The village where they lived had a nearby rail yard, so it was not infrequent for hobos to drop by asking for food. Today “hobo”can have an offensive connotation, but in the first half of the 20th century hobo culture thrived. Grampa would  tell me stories about how Grandma cooked up breakfast for them, and shared stories and conversation.

Because hobos were a community, they liked to help each other out. Often they would draw discreet symbols on fenceposts or the like to let each other know what they could expect from the owners of the home. One of the earliest symbols was a plus sign or cross (+). This indicated the people in the home were friendly and would be willing to feed you. Over the years these symbols evolved. The cross eventually came to mean: “these people will feed you, but you’ll have to listen to some bible-thumping first … and they might not get to the feeding.” Another sign like a small table (∏) gradually replaced the cross as a symbol for a generous home.

I was almost forty years old when I first heard the term “table theology.” It describes a type of worship that doesn’t focus as much on the crucifixion of Christ as his efforts to bring us together in loving community. Table theology doesn’t exclude the importance of crucifixion – the communion meal at the center of the table symbolizes Christ’s death! – but it promotes his message we are to love one another.
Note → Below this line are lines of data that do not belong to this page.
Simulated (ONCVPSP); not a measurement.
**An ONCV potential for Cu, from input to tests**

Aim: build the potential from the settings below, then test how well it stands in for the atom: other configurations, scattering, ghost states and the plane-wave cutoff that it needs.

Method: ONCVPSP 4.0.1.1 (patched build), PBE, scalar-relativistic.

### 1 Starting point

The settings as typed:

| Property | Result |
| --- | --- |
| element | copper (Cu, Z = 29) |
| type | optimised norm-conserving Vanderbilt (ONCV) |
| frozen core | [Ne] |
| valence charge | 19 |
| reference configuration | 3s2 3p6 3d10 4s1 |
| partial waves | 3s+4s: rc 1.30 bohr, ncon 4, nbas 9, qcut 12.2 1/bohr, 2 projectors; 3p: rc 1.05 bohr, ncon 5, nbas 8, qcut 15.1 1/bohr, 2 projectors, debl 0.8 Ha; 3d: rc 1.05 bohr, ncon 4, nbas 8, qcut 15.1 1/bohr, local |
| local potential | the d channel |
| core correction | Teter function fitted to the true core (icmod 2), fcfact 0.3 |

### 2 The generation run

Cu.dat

In secular society, the symbol of the cross has similarly evolved. Polls consistently show non-Christians no longer associate the faith and its most famous symbol with radical love and self-sacrifice, but with judgment and exclusion. Sadly that’s often true. Some churches are more concerned with who can’t come to the table (or enter the door, or lead the choir, or preach the sermon) than they are with sharing Christ’s unconditional love. James 2:16 tell us: “If one of you says to them, ‘Go in peace; keep warm and well fed,’ but does nothing about their physical needs, what good is it?” Being welcome to the table is not a reward, because none of us perfectly deserves it; welcome is a default position because we are all wandering children of God who are hungry, even when we don’t know what for. Sharing this sacred meal opens an ongoing, sacred conversation among a person, a community, and our God. Come in from the cold. Have your fill of the Bread of Life. Tell your friends.

May the peace of our Lord Jesus Christ be with you.